Pages

Tuesday, January 9, 2018

becoming visible -- emerging audiences

‘Lots of things are invisible, Joey,’ said Dennis the Menace one day in the comics, ‘but we don’t know it ‘cause we can’t see ‘em.’ True dat. There are some things invisible right out in plain sight, and that’s more complicated. For years around here, representational paintings weren’t seen in juried exhibits, weren’t reviewed in media outlets, and couldn’t get a grant for any reason, period. Representational art was being made, studios would come and go, but officially what they were doing was destined to be invisible, out of bounds, not worthy of serious consideration. This continued for decades.

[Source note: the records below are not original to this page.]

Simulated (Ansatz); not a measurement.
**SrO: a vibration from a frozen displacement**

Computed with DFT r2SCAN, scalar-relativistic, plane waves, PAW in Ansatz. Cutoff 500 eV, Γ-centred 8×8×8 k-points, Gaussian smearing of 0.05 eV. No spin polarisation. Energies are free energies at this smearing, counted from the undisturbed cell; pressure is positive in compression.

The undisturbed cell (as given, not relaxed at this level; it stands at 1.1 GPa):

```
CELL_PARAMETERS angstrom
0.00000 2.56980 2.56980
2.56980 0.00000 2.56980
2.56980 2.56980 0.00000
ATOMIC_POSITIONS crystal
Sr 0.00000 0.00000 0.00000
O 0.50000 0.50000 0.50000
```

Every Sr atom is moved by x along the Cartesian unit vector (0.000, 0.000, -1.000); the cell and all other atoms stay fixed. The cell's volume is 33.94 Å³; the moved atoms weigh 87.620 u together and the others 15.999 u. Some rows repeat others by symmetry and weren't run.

Of course, there’s no real opposition, abstract or referential, and no defining line between. Each artist chooses the form that best conveys their particular personality and point of view. They all have an audience in mind, and in front of the easel they labor to create an image that will be ‘seen,‘ at least by some of the people, and favored enough to receive support, a basic requirement for making more. There are numerous examples of artists who struggled throughout their lives, only to find great success among later generations, art’s oldest cliche’. Why is that?

It must be, that while the art itself didn’t change, the eyes that saw it did. What was once invisible had over time resolved into meaning and immediacy, as the worldview of citizens changed gears. Van Gogh’s artwork was severely inappropriate for the eighteen eighties, too ugly to look at, too distorted and crudely made. He was crazy and it showed in his work. Ten years after his untimely demise, at the approach of a new century, he was already recognized as the obvious precursor to the concerns of modern art, and his paintings began to blaze on the wall.

Art is not a one-way street. The painting itself is inert, a construction of cloth and wood with colors applied, and it says nothing in an empty room. Somewhere on its surface the artist has left a hook, some visual strategy that beguiles the attention long enough to speak, to whisper a personal message into the inner ear where no translation is necessary. For this to happen, the sensibility of the viewing public must become receptive, and sometimes that can take a while, up to several decades. It won’t change overnight, but it can seem that way, with many individuals responding before artwork becomes generally ‘visible,‘ and it might not happen at all.